According to the Daily Beast, Leo was instrumental in starting both JCN and Wellspring. The organizations provided almost 80% of the money raised by the Rule of Law Project, a conservative nonprofit that Leo helped lead.

The Federalist Society, where Leo has worked since 1991, has members throughout the senior levels of the Trump administration. Its annual convention last year in Washington, D.C., featured speeches from Environmental Protection Agency Administrator Scott Pruitt, Attorney General Jeff Sessions, Labor Secretary Alexander Acosta, and White House Counsel Don McGahn. Gorsuch.

The Federalist Society’s top donors have included billionaire libertarian brothers Charles and David Koch; Koch Industries, their energy and chemical conglomerate; the Mercer Family Foundation, funded by hedge fund magnate Robert Mercer; and the U.S. Chamber of Commerce, the powerful business lobby.

Leo appears to be especially close with Pruitt, who previously served as Oklahoma’s attorney general. Records from Pruitt’s Oklahoma office show he frequently spoke at the Federalist Society events, and the organization paid for Pruitt to fly from Tulsa to Washington, D.C., for only a few hours to meet with Leo in 2016.

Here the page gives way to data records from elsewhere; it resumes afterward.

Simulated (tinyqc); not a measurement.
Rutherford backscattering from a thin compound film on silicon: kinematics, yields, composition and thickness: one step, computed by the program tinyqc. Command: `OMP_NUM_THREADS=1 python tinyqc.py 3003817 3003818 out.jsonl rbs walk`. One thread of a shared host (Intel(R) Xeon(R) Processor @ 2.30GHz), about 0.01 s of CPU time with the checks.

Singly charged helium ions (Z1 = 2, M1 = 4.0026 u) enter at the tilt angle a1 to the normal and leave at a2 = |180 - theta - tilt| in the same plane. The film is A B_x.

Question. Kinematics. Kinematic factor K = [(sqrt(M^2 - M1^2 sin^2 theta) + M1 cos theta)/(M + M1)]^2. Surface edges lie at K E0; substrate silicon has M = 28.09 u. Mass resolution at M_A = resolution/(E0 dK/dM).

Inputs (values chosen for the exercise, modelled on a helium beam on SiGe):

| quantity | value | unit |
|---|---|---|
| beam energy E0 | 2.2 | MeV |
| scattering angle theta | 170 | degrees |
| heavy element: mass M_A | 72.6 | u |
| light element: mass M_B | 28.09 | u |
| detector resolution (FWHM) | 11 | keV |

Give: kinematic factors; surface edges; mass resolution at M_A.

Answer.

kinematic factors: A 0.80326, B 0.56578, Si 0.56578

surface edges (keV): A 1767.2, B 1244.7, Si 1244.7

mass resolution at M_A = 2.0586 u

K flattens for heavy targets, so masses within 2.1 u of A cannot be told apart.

An unnamed EPA official recently told the New York Times that when Leo called his office “and asked for something, we did it, it doesn’t matter what it was.” Agency records show Leo helped arrange Pruitt’s agenda during his trip to Rome last year. The Washington Post found that Leo originally paid for one of the administrator’s dinners before Pruitt reimbursed him.